To follow along with your metaphor, we’re not just collecting stones, we’re incorporating them into a bridge that helps us reach ever further.
I understand this is nothing at all like a testable hypothesis. But since we don’t have the luxury of running an experiment on several civilizations at once, I’m happy to make the best guess we can based on what little we do know.
I enjoyed a laugh with the quote about “longing for immortality yet not knowing what to do on a rainy afternoon.” Thanks for a much-needed chuckle on a busy day.
I like an African proverb that goes something like this:
The gods made the earth round so that the horizon would curve away from us and we couldn’t see what was coming down the road.

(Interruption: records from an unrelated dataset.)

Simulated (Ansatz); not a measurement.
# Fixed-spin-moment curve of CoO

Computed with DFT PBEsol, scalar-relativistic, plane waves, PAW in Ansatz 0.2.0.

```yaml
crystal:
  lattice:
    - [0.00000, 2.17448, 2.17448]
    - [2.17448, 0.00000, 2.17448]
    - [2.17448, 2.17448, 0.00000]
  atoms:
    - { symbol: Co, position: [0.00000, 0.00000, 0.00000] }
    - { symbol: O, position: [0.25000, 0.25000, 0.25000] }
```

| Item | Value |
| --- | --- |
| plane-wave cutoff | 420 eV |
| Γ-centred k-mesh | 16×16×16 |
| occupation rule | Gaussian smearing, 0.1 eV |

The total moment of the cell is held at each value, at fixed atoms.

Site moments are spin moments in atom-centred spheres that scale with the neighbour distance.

That’s a good one. The state of not knowing is an essential part of the human condition. And it’s precisely the fact that we can’t quite see what’s over the horizon that motivates me to try and figure it out!
I enjoy your blog, despite the fact that (or perhaps because of it) I do not consider my self a technological optimist. I just think technology (and the large investments needed to enable it) will be inadequate to mitigating the complex disruptions we are just beginning to see set in motion by climate change. There will be profound suffering for the vast majority who don’t have the wealth to protect themselves from the worst. The the hill becomes steeper the longer we lack the political will to begin addressing it. This is a very difficult world we are creating for our children.
I’ve never thought of myself as a technological optimist, but on reflection I think that’s probably a pretty accurate description. I do think technology has the potential to improve our standard of living, reduce worldwide inequality and make our civilization more sustainable.
Then again, I agree with you that climate change is a problem so complex, so urgent and so powerful that technology alone is a woefully inadequate solution.
In fact, the persistent notion that “technology can solve anything” is deeply harmful, because it implicitly absolves us of any personal responsibility for our own actions, or lack thereof. (The opposite hypothesis, that technology is destroying the fabric of society, is equally irresponsible). Technology, however powerful, is only a tool, and far from a universal one at that.
So if I’m a technology optimist, it’s only to the extent that I’m optimistic about people. That we all have the best interests of the next generation at heart. That there are enough of us striving to make the world a better place. And that the right tools could give us a much-needed hand in doing it.
Only time will tell if this is optimism or naivete. Thanks for reading, John, I always appreciate your perspective!